Approaching change from technology, or from the concept of store, or from the implementation of a digital marketing strategy is a mistake.
As far as the value chain is concerned, this whole process is also a challenge for suppliers, logistics, information systems.
FI: Without a doubt. Gabriel Farías, a sourcing expert, recently wrote that sourcing technology implies speed. Software such as Centric, which allows the vertical integration of the value chain of both suppliers and the internal work flow of the entire production process, from design, pattern-making, purchasing to logistics and even to administration, are differential tools to gain speed in the time-to-market. Companies such as Nextail, which are developing algorithms for the optimization of purchase, distribution, restocking and movements between stores, seek to optimize stock to maximize sales opportunities and improve gross margin, which is crucial in these turbulent times of discounts and endless promotions. And what can we say about solutions like Salesforce.com, which allow us to complete an omnicanal strategy, with optimum management of the client portfolio that multiplies the effectiveness of our digital marketing campaigns. We could go on for hours, but I think this shows to what extent technology is impacting retail.
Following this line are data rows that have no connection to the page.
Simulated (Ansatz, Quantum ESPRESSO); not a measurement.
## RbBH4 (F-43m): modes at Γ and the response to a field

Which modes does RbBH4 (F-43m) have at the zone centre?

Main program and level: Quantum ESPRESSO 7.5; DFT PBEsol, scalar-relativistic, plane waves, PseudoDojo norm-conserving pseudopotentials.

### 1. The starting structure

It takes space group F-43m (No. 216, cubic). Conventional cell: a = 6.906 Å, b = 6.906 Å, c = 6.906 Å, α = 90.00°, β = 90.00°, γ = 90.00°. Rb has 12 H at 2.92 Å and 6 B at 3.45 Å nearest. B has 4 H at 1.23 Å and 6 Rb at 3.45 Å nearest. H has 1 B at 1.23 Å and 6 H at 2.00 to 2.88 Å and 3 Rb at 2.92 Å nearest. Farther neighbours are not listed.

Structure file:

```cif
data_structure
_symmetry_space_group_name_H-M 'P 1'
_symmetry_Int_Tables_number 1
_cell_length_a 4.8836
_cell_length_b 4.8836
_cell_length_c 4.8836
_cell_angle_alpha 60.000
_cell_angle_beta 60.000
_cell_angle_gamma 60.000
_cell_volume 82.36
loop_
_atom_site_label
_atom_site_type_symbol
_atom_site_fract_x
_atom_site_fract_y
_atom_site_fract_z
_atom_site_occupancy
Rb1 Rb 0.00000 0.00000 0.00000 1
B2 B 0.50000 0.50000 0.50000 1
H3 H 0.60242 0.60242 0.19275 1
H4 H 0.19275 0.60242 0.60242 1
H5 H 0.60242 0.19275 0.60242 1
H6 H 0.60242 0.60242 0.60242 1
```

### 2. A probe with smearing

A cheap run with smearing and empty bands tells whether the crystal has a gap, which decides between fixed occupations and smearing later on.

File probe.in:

In an environment so liquid that it transforms so quickly, strategic planning in the mid and long term is more complex. However, in what timeframe should/could a strategic and operational change such as this be undertaken?
FI: The problem is not so much in the change of the retail model as in the industry. Today it is easier than ever to lift brands out of nowhere, as Hawkers has done, which is already approaching 100 million euros in turnover. It is true that many of these pure online players are launched into the physical world without a clear model, or without sufficient experience, generating a legacy that if not managed in time can destroy the company itself. It is precisely the management of this legacy that, in my experience, generates the greatest problems for retailers.
To a greater or lesser extent all the so-called brick and mortar have a burden on their backs, whether in human resources as we have seen, or in location, systems, processes, etc. that are no longer valid under the new retail paradigm. Therefore, I would recommend patience, and not skimping on resources. It’s a race for the long term. This is easy to say and difficult to put into practice when you have some objectives and/or expectations for the investment by the company’s shareholders. The bad news is that the new model will require heavy investments in systems, disinvestments and investments for the relocation of commercial spaces in the new model that the digitalization sets for us, a deep process of transformation of the company’s culture, and a maturation period of 2 to 4 years, depending on where each retailer is in particular. The good news is that not everyone will see it coming, or will be able to convince their shareholders of the necessary investments, and that those who do not will fall off the path, generating a new natural selection. Those who survive will experience very sweet moments.